Leeuwenberg often talks as if one input pattern evokes exactly one minimum code. It is attractive to generalize Leeuwenberg's approach to one which recognizes the possibility of a set of distinct minimum codes for one input, if the information loads of several alternative analyses which do not subsume each other lay close together. In the sequel we sometimes assume such a generalization.
During the past 20 years, Leeuwenberg and his co-workers have reported on a number of experiments that tested predictions based on the minimum principle. They investigated the disambiguation of ambiguous patterns, embeddedness, closure and the perception of foreground and background. On the whole, the results of these experiments confirmed the psychological reality of an ordering of interpretations in terms of a measure of perceptual simplicity computed on the basis of Structural Information Theory. We have also used the minimum principle to solve proportional analogy puzzles (Bod et al., 1993). A statistical generalization of the minimum principle is one of the key ideas in a new performance model of natural language processing (Scha, 1992; Bod, 1993).
Coding theory and the correctness of diagrams.
The semantically correct representations of a network are the ones that evoke a set of Gestalts such that each of them, if a viewer applies the contextually assumed interpretation key, (1) can be interpreted as denoting the intended network, and (2) cannot be interpreted differently. It should be emphasized here that is the Gestalts which get interpreted, not what is physically on the screen or on the page.
Note that this also means that an interpretation key cannot be simply inverted to yield a set of "expressive rules" which map a network definition onto the diagrams that represent it; in general, such "expressive rules" can only have a heuristic status, in that they define a set of structures that might represent the diagram -- candidates for the diagram generation process to consider.
Network diagrams generated by reasonable expressive rules may induce Gestalt perceptions with interpretations that are not compatible with the network they are intended to represent. For instance, a model consisting of four nodes, represented as squares, and four relations between these, represented as line segments, may happen to be represented by a diagram in which the squares are connected by the lines in such a way that a fifth square is perceived. Such a diagram should obviously be rejected, since it conveys the wrong information. To discover this fifth square the system must apply coding theory.

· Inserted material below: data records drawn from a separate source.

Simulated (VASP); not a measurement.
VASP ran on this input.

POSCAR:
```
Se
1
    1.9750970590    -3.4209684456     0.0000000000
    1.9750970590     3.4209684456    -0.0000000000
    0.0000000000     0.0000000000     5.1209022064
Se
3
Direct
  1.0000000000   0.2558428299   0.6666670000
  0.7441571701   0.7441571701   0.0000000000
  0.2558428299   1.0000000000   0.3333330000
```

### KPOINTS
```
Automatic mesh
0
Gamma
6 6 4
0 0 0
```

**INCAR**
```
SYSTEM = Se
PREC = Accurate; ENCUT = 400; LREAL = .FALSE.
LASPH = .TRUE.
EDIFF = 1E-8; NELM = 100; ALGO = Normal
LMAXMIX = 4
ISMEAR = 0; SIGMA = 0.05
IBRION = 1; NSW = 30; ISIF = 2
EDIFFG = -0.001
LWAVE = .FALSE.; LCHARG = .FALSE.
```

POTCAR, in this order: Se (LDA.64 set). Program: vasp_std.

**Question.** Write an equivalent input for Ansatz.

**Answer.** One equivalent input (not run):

A system such as Marks and Reiter's does not explicitly deal with Gestalt structure. If such a system is to avoid all possibilities for Gestalts with unintended interpretations, it must use extremely conservative expressive rules, which consistently avoid crossing lines and closely placed elements. We feel it is important to try to develop a more generally applicable approach, where a system may check candidate diagrams for undesired interpretations, by computing the minimum codes for each diagram, and applying the interpretation key according to the structures defined by those minimum codes.
Coding theory and "conversational implicatures".
Marks and Reiter have drawn attention to a subtle but important problem: a diagram that represents a network may, although it is strictly speaking "correct", be viewed as a poor and useless representation because it creates misleading suggestions. On the analogy with certain linguistic phenomena, such misleading suggestions have been described as unwarranted "conversational implicatures". In particular, Marks and Reiter point ou that it is worthwhile to avoid "meaningless" perceptual groupings that might arise because of gratuitous differentiations between the sizes, the mutual proximities, and the mutual alignments of the graphical symbols that constitute the diagram. What this amounts to, is that the overall Gestalt that is evoked by the diagram should not contain elements that do not have an interpretation in the network domain. All structure that is there, should be meaningful.
It seems clear that one cannot always avoid unwarranted implicatures by just obeying locally operating preference rules. Since we are interested in properties of the Gestalt evoked by the diagram, the system must in fact compute this Gestalt. Leeuwenberg's work shows how we may approach this problem.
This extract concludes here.